Achieving the Rare Trifecta
Can it be that Rio, the chaotic, samba-dancing city that was almost hopelessly crime-ridden and run-down a decade ago, a place tourists were warned to avoid, is now on its way to becoming a model for other cities? That the city's famed lasciviousness is giving way to an almost German-style sense of order -- here of all places, in the thongs-and-high-heels capital of the Brazilian Carnival?
These impressive changes are not just taking place in Rio de Janeiro, although they're being sped along by two major upcoming events, the 2014 World Cup for soccer and the 2016 Summer Olympics. Brazil was long considered a country with great potential -- but doomed forever to languish in that sense of possibility because the country's chaotic governments could never seem to get their act together. Now the entire country is on the rise, though. South America's largest nation is one of the so-called "BRIC" countries -- Brazil, Russia, India and China -- which are grouped together because they are considered growth regions with particular economic potential. And many believe Brazil is already on its way to becoming a global power.
The country has a nearly balanced budget, little debt and almost full employment. It is in the process of overtaking France and the United Kingdom, and is poised to become one of the world's five largest economies. Despite being a newly industrialized country itself, Brazil gives development aid, and its dollar reserves of over $350 billion (290 billion) make it one of the countries with the potential to help save the European Union.

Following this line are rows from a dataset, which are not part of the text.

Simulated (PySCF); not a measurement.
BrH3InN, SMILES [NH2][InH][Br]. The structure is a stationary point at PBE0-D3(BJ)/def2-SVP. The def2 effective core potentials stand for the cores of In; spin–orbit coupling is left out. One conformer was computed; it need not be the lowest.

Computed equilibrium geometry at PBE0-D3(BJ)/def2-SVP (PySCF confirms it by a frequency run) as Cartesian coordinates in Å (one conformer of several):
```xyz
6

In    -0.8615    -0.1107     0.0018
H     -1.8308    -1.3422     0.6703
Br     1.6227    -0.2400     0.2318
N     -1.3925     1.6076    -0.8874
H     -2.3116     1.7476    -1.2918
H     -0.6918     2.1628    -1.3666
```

Globalization expert Nicholas Lemann sums up the Brazilian miracle in The New Yorker: "Among the world's major economic powers, Brazil has achieved a rare trifecta: high growth, political freedom, and falling inequality." That first factor stands in stark contrast to the United States and Europe, the second factor to China and the third to almost anywhere on the map.
Lemann's high praise for Brazil makes it seem that global leaders searching for the secret to good governance should make a pilgrimage to the Amazon. International organizations such as the World Bank, and politicians from US President Barack Obama to Chinese Prime Minister Wen Jiabao, are full of admiration as well.
Becoming a Global Power
How exactly did the administration accomplish this? How did it turn Brazil into one of the world's best-governed newly industrialized countries?
Brazil is 22 times the size of Germany, and with 192 million people, it also has more than twice Germany's population. The country also carries weighty historical burdens. Brazilian society is far from homogeneous, the economy isn't well developed and the country doesn't have a tradition of democracy.
In fact, for much of its history, Brazil has been treated as a pawn by foreign powers. The Portuguese conquerors were brutal in their treatment of the region's indigenous people. They also dragged millions of slaves over from Africa and generally exploited Brazil however they saw fit from the 16th to late 19th century. In the 20th century, the country lurched from coup to coup, and for two decades, starting in 1964, it was ruled by a military dictatorship that Washington sometimes tolerated and sometimes actively supported.
By the early 1990s, Brazil's economy had hit rock bottom. Violent crime in the major cities had reached nightmarish levels, lumber-cutting mafias oversaw the ruthless exploitation of the rainforests, and while a few people grew outrageously rich, babies in the slums died of malnutrition. The government didn't provide even the most rudimentary services, and hyperinflation gobbled up more than pay raises could match.
Such circumstances could have provided fertile ground for radicals, easily giving rise to a revolution. Yet the individual who stepped in to turn things around was a moderate social democrat, Fernando Henrique Cardoso, now 81. In 1993, then-Finance Minister Cardoso brought together the country's brightest minds. He created a new currency, the modern real, restructured foreign credit and lifted tariff barriers. Some protected industries didn't survive these drastic changes, but the new approach brought a return in confidence, and consumption began to rise.
Cardoso's approach to government applied tools that could have come straight from a handbook on good governance -- and in fact, the World Bank began publishing such a handbook in 1996, in the form of its "Worldwide Governance Indicators." Cardoso appointed technocrats rather than his own political followers. He opened up the country, creating international economic connections, and was rewarded for his efforts when Brazil elected him president in 1994 and again four years later.